In following their curiosity, the Kalmans have observed their surroundings indiscriminately, capturing pieces of our lives that we generally don’t think are worth our time or contemplation. The Kalman language of “looking” requires patience and dedication — as does looking at visual art. Responding to art, really engaging with it, involves actively journeying through it with no purpose. It is a rare moment when I give myself that wandering freedom and time. The Kalmans, in seemingly assuming this attitude wherever they look, remind me of what the artist Paulo Bruscky once said in an interview:

For me, art is a form of seeing and not of doing. It might seem utopian, but the day will arrive when the artist will no longer be necessary. The artist makes things only because people don’t know how to see for themselves. Someday … people will begin learning how to see art in everything …. because art is present everywhere — the artist merely captures and displays it.

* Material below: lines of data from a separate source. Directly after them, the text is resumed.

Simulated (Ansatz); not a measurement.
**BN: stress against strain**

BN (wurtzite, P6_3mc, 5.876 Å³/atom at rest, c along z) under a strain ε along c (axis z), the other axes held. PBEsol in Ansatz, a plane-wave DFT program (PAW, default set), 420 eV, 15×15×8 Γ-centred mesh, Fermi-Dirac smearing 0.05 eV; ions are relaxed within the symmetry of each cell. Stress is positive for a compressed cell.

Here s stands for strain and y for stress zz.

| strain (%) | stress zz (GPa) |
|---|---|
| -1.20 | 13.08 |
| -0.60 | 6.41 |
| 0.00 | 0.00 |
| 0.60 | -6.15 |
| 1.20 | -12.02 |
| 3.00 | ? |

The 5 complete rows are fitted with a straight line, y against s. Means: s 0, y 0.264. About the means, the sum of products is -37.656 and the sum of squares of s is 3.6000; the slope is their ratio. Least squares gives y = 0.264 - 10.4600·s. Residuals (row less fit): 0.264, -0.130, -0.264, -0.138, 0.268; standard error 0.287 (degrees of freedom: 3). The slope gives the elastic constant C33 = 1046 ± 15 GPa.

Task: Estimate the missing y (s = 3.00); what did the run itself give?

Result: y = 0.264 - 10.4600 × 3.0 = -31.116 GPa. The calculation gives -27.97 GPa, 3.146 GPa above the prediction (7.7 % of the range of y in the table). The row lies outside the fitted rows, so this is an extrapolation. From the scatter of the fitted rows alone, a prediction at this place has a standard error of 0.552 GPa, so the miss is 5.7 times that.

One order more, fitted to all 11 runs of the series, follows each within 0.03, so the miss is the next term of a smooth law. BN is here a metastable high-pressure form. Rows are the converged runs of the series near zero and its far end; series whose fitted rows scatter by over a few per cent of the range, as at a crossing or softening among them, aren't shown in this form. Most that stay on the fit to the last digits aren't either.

I don’t totally buy Bruscky’s conclusion, but he has a point when he suggests that the artist’s sources of inspiration surround us all. Though Alex doesn’t acquire art for Mmuseumm, the works in his museum are just as artful. In some ways, what Mmuseumm is encouraging us to do — to look for the art around us — is a greater task than that of your regular one.

Mmuseumm 1 and 2 (4 Cortlandt Alley, Tribeca, Manhattan) will be specially open to the public on Friday, June 19, from 6 to 9pm. Regular hours are on Saturdays and Sundays from noon to 6pm.